From managing to come up with a downpayment, to qualifying for a mortgage in an era of rising interest rates and tougher lending rules, families are facing high barriers to owning a home in major Canadian cities.

So how are some managing to keep the dream of homeownership alive? A new report, the fruit of a partnership between Sotheby’s International Realty Canada and pollsters the Mustel Group, provides some insights.

The Modern Family Home Ownership Trends report includes the results of a survey of families living in the Calgary, Montreal, Toronto and Vancouver areas with adults aged 20 to 45. That roughly translates to urban Millennial or young-Gen X households, both renters and owners.

With the study, Sotheby’s International Realty Canada CEO Brad Henderson suggests his company wants to “bring at least some specificity” to the ongoing dialogue about modern homebuyers. “Understanding who they are, where they are, what their views are, and how they are approaching home ownership is important to our company now and in the future,” he tells Livabl.

A key part of that, then, is how younger households are managing to buy property in some of the country’s priciest markets. One thing that surprised Henderson about the results was that there weren’t more getting help from their parents, or the Bank of Mom and Dad.

Some 52 percent of survey respondents used a financial gift or money from an inheritance to make up at least part of a downpayment.

“While the number of times that it happened was large… we would’ve thought it was higher and we would’ve thought that the amount was higher as well,” says Henderson.

He’s referring to the fact that only for 17 percent of respondents did the gift or inheritance make up 30 percent or more of their downpayment.

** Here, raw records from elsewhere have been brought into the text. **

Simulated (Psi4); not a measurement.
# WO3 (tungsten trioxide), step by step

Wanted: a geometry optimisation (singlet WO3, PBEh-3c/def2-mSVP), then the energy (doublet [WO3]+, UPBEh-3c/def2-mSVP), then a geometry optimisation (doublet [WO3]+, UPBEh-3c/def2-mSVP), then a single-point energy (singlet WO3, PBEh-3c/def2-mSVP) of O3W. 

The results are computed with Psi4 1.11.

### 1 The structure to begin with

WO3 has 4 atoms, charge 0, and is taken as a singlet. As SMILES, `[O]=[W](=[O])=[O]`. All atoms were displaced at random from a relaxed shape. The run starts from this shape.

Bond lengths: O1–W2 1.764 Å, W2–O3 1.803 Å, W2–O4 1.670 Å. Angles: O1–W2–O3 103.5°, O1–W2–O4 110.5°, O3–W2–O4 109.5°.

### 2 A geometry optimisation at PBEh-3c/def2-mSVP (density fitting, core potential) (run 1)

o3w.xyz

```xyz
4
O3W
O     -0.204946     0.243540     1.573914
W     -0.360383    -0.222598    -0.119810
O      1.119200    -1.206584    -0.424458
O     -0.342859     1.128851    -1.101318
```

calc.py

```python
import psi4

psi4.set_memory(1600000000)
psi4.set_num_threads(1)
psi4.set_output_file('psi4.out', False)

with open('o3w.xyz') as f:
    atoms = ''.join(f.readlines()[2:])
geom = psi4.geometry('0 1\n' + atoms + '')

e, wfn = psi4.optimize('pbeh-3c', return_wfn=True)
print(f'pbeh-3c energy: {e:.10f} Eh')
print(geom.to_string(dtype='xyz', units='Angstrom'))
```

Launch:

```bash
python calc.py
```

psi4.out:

“So what we took away from that somewhat encouragingly was that this group… is finding a way to be able to finance a good portion of this downpayment and therefore their payments thereafter on their own. It is not totally the Bank of Mom and Dad as a lot of people had suspected,” Henderson explains.

While 12 percent of survey participants who have made a downpayment say they received a loan from family or friends, 71 percent put at least some personal savings or cash on hand towards it. Meantime, 25 percent say they tapped into an RRSP, and 16 percent were able to leverage proceeds from a previous real estate transaction.

The survey results may be encouraging for homebuyer hopefuls. But one Toronto-based mortgage broker who Livabl spoke to says parents have been increasingly generous in the wake of higher interest rates and tougher mortgage qualification rules introduced last year.

“The outskirts of Toronto or some of the smaller towns, I’m not sure if it’s the same case, but definitely in the Toronto market I’m feeling parents… seem to be doing more gifts than they ever have,” Drew Donaldson, managing partner and mortgage broker at SAFEBRIDGE Financial Group, tells Livabl.

Donaldson says that in the lower end of the Toronto market — he pegs this at $500,000 to around $800,000 — you’ll see $50,000 to $100,000 gifts but that the generosity isn’t limited to this segment.

He’s seen gifts of up to $500,000 in some cases for homes that are over $2 million.

“I’m seeing high-income earners that are needing their parents to co-sign to get them approved and they’re buying like $2-million houses, which is a little crazy, right?” he says.